Ernie Banks (1931-2015)
Ernie Banks missed his 84th birthday by a week. He was born January 31, 1931, and died yesterday, January 23, 2015, on my father’s 83rd birthday.
Has Banks’ legacy been reduced to three words? “Let’s play two!” he’d say, and mean it. Maybe it was 10 words: “It’s a beautiful day for a ballgame: Let’s play two!” Those aren’t bad words to be remembered by. Most Americans want to be cool but engaged is better. Enthusiasm is more fun.
He was at the end of his career when I first began watching baseball, and in the other league from my Minnesota Twins, but I knew he was the last guy to hit 500 homeruns before Harmon Killebrew did. Banks was ninth in baseball history (in May 1970), Killebrew 10th (August 1971). Banks would stop at 512.
He never went to the World Series; playing for no other team than the Cubs will do that to you. He was probably the greatest player never to make the World Series until this latest round of great, bereft players: Rod Carew (Twins, Angels); Ken Griffey Jr. (Mariners, Reds). My guys.

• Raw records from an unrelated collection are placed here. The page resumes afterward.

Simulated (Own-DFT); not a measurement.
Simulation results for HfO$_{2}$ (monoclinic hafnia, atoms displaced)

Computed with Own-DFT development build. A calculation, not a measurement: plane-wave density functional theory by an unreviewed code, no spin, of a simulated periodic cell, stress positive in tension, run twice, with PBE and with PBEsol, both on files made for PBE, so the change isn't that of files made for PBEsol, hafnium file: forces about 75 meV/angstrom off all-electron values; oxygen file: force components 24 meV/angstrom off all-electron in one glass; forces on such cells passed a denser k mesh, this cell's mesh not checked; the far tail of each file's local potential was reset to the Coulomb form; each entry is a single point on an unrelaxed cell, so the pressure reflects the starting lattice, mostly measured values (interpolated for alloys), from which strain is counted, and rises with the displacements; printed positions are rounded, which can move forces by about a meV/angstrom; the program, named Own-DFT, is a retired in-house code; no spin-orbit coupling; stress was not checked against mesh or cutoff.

I’ve spent part of the day looking over Banks’ lifetimes stats at BaseballReference.com. He remained thin and lanky to the end but apparently was never fast. He got caught stealing (53 times) more than he stole (50). His lifetime batting average wasn’t great (.274), nor his lifetime OBP (.330). His lifetime slugging percentage didn’t quite topple from its lofty perch (.500).
If he was a revelation at shortstop, a power-hitting, Gold-Glove MVP, he was a mediocre first basemen during the second half of his career. Here’s his line at short: .292/.355/.562 with 264 homers. And at first: .259/.307/.447 with 207 homers. Joe Posnanski’s written about this before—in a piece in which he declared Banks the 55th greatest player of all time.
How many times did he live up to the quote and play two? Someone must know. In his last season, 1971, the Cubs played the usual number of doubleheaders but Mr. Cub always sat out one of the games. Too old anymore to play two. His last real doubleheader was on July 4, 1970, just before the All-Star break, against Roberto Clemente’s Pirates. Banks went 1-4 and 1-5. The Cubs lost the first, won the second.
His last game in the Majors? Sept. 26, 1971, a Sunday. Banks batted fourth. In the 1st inning, two quick outs followed a leadoff single; then Banks singled and Ron Santo followed with a single to plate a run; Banks went to second. After a walk loaded the bases, Don Kessinger grounded out, stranding Banks at third. In the 3rd, Banks drew a walk around several outs, and would never get on base again. Grounder in the sixth, infield popup in the eighth. Cubs lost 5-1 to the hapless Phillies. The Cubs played another series in Montreal but Banks didn’t. He ended his career in the friendly confines.
In 1977, he was elected to the Baseball Hall of Fame with 83% of the vote. Besides the inaugural Hall of Famers (Ruth, Cobb, Mathewson, Johnson, Wagner), and the special cases (Gehrig, Clemente), Banks was just the eighth man in baseball history to be elected to the Hall on the first ballot. Last year, he was awarded the Presidential Medal of Freedom by Pres. Obama—just the ninth baseball player to receive that honor.